[FOM] re Plural Logic/Foundations

Richard Heck richard_heck at brown.edu
Thu Apr 21 00:46:25 EDT 2016


On 04/20/2016 06:33 PM, Harvey Friedman wrote:
> Neil Barton wrote
> http://www.cs.nyu.edu/pipermail/fom/2016-April/019669.html in reply to
> my inquiry.
>
> One role pluralism *could* have for f.o.m. is this.
>
> There might be an interesting way of reformulating traditional f.o.m.
> formalisms such as (fragments of) PA, Z_2, Z_n, RTT, Z(C), ZF(C),
> etcetera, without resorting to arbitrary quantified formulas as in
> induction, comprehension, separation, replacement, etcetera, in favor
> of formulas based on pluralism. And then show that you get systems
> just as strong interpretation-wise or other-wise, or maybe weaker in
> various senses, but still of significant strength. E.g., claim that
> there are legitimately interesting alternative f.o.m. systems based on
> a more subtle kind of underlying language/logic.
>
> A superficial glance at this literature does not yield a trustworthy
> answer to what I am asking.
>
> A start would be any of these:
>
> 1. Plural logic, syntax and semantics. What fragment of FOL= does it
> correspond to, and what does "correspond" mean?
> 2. Plural arithmetic. What fragment of PA does this correspond to, and
> what does "correspond" mean?
> 3. My 1,2 assumes that there are readily appropriate formulations as
> axioms/rules like FOL= and PA. Is that assumption appropriate?

The systems of "plural logic" known to me are usually analogous, in
fairly straightforward ways, to the systems of second-order logic.
Indeed, from a syntactic point of view, they are often
indistinguishable, modulo a bit of "syntactic sugar" here and there.

This was largely the point of the papers by Boolos that launched the
study of such logics in the first place: "To Be Is To Be the Value of a
Variable (or Some Values of Some Variables)" and "Nominalist Platonism".
The original idea was to use plural language as a sort of informal
interpretation of the formalism of second-order logic. Boolos's specific
intent---this is perhaps most visible in the earlier paper "On
Second-order Logic"---was to provide some way of making sense of
second-order ZFC *without* having to assume either that the second-order
variables range over sets or even classes. Boolos thinks the former is
bad because then the first-order quantifers can't range over all sets,
which seems to be what we intend them to do. And he thinks the latter is
bad because (i) set theory aims to be a theory of *all* "collections"
and (ii) classes are a sort of "collection". I.e., classes are really
sets, but we're afraid to call them such, on pain of inconsistency.
Plurals are supposed to be the way out of this bind.

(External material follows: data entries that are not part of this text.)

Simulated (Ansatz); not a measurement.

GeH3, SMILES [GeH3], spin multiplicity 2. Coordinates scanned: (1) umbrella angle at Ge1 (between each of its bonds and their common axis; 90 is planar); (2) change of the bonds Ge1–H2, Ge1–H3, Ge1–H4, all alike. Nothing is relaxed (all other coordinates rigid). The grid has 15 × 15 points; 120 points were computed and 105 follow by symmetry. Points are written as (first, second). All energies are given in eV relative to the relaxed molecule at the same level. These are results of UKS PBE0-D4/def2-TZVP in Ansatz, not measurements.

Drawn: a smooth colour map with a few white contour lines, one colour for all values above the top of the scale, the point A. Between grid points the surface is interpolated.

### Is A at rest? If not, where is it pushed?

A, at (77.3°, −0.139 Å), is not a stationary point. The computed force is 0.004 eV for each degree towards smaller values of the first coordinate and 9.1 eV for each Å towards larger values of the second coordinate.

Since then, things have evolved, and some people have suggested an
alternative view according to which second-order logic and plural logic
might live side by side. Many of the issues here are more conceptual, or
even metaphysical, than formal, and have to do with how different sorts
of comprehension axioms, etc, can be motivated depending upon how the
formalism is being interpreted. E.g., some people have thought that the
usual sorts of motivation for predicativity have little (or less) bite
in the plural case. Francesca Boccuni, Oystein Linnebo, and Fernando
Ferreria have all explored ways in which the marriage of these two sorts
of systems can be used to great effect.

Boccuni has shown, e.g., that you if you (carefully!) combine a
predicative version of Frege's infamously inconsistent system (the
predicative version is consistent) with an impredicative version of
plural logic, you get a system that is as strong as second-order PA.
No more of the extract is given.